It’s Your Money Column – Flood Insurance (Part 1)

Question: As Colorado fires are contained, we’re hearing more about the possibility of flash floods. I want to know more about flood insurance, how you get it and what it covers.

Answer: Floods often follow fires, and homeowners should learn about and evaluate the need for flood insurance. Many people think that their homeowner policies cover them against any disaster, but such policies often do not cover floods.

Flood insurance was established by the federal government in 1968. The program is administered by the Federal Insurance Administration, or FIA, which is a division of the Federal Emergency Management Agency, or FEMA. The flood insurance program is totally self-supported. All dollars paid by the flood insurance program come from policyholder premiums.

In order for you to buy flood insurance, your community must be accepted into the flood program. Residents, both homeowners and renters, in qualified communities can purchase flood insurance from any licensed insurance agent who is writing flood insurance under arrangements with the FIA in the United States. All premiums, policy wording and rules are the same nationwide.

With one exception, flood insurance does not provide replacement cost coverage on lost property. This means that, at the time of loss, the value of the property or item will be its current replacement cost minus a certain amount for depreciation.

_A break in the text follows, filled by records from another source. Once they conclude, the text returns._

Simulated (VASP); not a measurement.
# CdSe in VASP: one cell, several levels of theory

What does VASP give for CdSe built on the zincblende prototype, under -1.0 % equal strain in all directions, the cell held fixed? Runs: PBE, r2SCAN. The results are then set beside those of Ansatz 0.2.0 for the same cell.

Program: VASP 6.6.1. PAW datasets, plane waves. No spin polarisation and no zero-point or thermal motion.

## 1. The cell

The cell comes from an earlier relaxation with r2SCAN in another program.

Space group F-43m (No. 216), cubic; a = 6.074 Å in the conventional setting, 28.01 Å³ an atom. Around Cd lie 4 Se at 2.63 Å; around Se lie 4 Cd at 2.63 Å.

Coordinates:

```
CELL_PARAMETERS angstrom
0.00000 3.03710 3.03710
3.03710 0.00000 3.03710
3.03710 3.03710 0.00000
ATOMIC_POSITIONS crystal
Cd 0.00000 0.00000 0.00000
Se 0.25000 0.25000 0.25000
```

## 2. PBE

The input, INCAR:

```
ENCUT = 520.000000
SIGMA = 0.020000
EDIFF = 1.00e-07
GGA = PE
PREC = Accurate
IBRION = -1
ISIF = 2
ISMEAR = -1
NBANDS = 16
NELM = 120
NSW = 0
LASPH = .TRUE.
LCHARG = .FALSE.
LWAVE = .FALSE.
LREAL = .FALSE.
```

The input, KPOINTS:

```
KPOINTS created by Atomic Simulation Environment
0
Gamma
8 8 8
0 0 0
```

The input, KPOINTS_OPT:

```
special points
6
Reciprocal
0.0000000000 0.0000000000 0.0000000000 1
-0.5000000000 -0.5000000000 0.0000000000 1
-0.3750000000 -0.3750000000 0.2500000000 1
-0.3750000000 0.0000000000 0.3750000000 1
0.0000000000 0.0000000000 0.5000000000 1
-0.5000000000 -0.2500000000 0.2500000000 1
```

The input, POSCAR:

The one exception says that if the policy is for a single family home that you live in 80 percent of the time and you insure it for at least 80 percent of its replacement cost (or the maximum coverage available under the flood program), the insurance will cover the building portion of your loss on a replacement-cost basis. This means the flood policy settlement will not be depreciated for structural items and the full cost to repair or replace your home will be paid.

For example, if you have a home that would cost $100,000 to replace, you need to purchase at least $80,000 (80 percent) in coverage to qualify for a replacement-cost settlement. As long as replacement-cost damages are less than $80,000, the entire claim would be covered by your policy. If your claim is more than $80,000, you would pay all expenses that exceed $80,000.

Coverage in basements is limited. No contents are covered in a basement and coverage on the structure itself is limited to unfinished walls and certain fixtures. Wallpaper, paint, shelves and carpeting are all excluded if they are in a basement.